Good news; if they’re clever, local authorities can make most applications of solar work today, without central government support.

That’s a message we want to get out wide and far as we publish ‘Leading Lights’, and look to work with local and regional leaders to reboot the UK solar revolution. And our leading light authorities are also using energy storage and even masterplanning smart neighbourhoods today. Our new Leading Lights Local Authority Network will ensure best practice is shared, and their efforts will be strongly supported by our members.

A decentralised energy future is irresistible; it is not just the economics of technology change stipulating a smarter, more localised system with blossoming consumer controls and choice, many local people want a solid stake in clean energy and in climate action too.

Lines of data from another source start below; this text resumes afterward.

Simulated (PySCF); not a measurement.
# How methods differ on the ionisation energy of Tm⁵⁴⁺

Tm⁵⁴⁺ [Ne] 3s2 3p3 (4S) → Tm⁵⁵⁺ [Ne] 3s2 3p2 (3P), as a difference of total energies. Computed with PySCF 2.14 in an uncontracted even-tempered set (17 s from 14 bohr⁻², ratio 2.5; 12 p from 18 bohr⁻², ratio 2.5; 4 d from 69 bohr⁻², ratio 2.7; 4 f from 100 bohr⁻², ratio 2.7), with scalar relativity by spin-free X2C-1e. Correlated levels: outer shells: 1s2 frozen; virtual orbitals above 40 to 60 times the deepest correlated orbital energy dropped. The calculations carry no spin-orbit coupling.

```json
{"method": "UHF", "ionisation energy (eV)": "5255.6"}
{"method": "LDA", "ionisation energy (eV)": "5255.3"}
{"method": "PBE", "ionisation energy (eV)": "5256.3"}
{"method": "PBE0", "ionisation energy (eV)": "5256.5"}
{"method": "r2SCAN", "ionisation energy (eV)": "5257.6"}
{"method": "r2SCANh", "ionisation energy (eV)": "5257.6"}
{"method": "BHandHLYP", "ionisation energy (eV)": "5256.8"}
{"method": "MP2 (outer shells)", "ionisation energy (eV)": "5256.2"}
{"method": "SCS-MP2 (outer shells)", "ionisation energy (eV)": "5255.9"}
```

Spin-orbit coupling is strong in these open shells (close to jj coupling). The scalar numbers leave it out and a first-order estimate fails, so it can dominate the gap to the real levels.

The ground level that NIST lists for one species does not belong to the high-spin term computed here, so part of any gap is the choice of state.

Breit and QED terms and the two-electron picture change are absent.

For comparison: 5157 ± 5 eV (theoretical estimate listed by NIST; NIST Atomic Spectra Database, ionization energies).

Their locally elected leaders increasingly reflect this. We’ve been delighted by the UK100 initiative which brings together councils with ambitions to deliver 100% clean energy by 2050. We’ve been heartened by the Mayor of London’s Solar Action Plan and encouraged by the new Metro Mayors’ ambitions​ for clean air and clean energy. And, with a wave of new local councillors after the local elections next month, we hope to see solar ambitions refreshed across councils of all political persuasions.  

Action can’t wait; analysis by C40 Cities shows to deliver on the Paris Agreement goals, every city across the UK should be powered by at least 90% renewable energy, making investment a necessity today. The good news is the special circumstances of local authorities - namely access to land and roof space, low or zero cost borrowing, secure off-takers for power and long project horizons - mean they can make projects work economically today, where the commercial industry may struggle.

Our analysis shows 85% of local authorities already own solar panels, nearly a third have integrated solar into their environmental strategies and the top 10 local authority investors have already collectively invested £80 million in solar. Proactive councils help to boost solar homes; enthusiastic Peterborough has 100 times the concentration of solar households as Kensington.  

The case studies showcased in our report have been selected for their relevance today. Local authorities no longer need central government support to do solar farms on good sites (such as West Sussex), or to invest in solar retrofits on schools roofs if they make use of zero interest Salix Finance (Calderdale), which is now open again to solar.

The economics of solar rooftops across the local authority estate, and beyond, can be beaten with efficient tendering schemes (Portsmouth) and using a common PPA model. Indeed, we commissioned independent modelling by James Owen to confirm the viability of these approaches, modelling we will share with local authorities in our Leading Lights Network.  

Every local authority can ramp up its new build policies. There has been understandable nervousness, following the mishmash of reviews, Ministerial Statements and the scrapping of the Zero Carbon Homes agenda, as to where local authorities actually stand on their powers to set higher new build standards today.

Lord Bourne confirmed in the Lords last year that local authorities are free to set higher new build standards. Naturally our report features leading lights, such as Bristol and Milton Keynes, doing just that. Evidence from Scotland, which introduced higher new build standards in 2015, shows no impact on build rates. Indeed several of our members partner with major home builders like Persimmon and Barratt, who take solar comfortably in their stride.  

The solar industry needs to understand that many local authorities are under enormous pressure today. They are looking for new sources of revenue to fund even essential services. Several of our leading lights, like in Nottingham, Portsmouth and Hounslow, have superb energy officers with the confidence to take forward highly innovative & complex schemes that can secure future income. But many authorities have lost staff capacity, so it is good to know that there are companies able to partner with local authorities to help lift the load, like iChoosr’s work with the GLA on Solar Together or Solarplicity’s offer for making meaningful cuts to social housing energy bills. You’ll find these case studies in our report. 

It’s not all good news; during our research we were saddened to find too many valuable community and social housing retrofit schemes had collapsed. Certainly deep interventions for domestic retrofits continue to need support, and this is an important message for BEIS. Local authorities rightly want to give attention to fuel poor homes.  

In short, our new report aims to empower local councils, community energy groups and local people everywhere. And of course there is so much good stuff happening out there, we’ll have missed some fantastic solar and energy storage schemes, so please do get in touch and tell us if your local authority is doing something brilliant. And if you’re a local authority do join our low cost Leading Lights Local Authority Network​, so we can support your best efforts. The STA will be holding a series of regional workshops with MPs and local leaders to help spread best practice. All of our members will be able use our Leading Lights presentation to take to their own council to make the case for effective policies. 

It’s been a very tough few years in solar. But our spring will come sooner if we work closely with the passionate leaders in local and regional government who understand how well solar and storage technologies can help them to meet their objectives.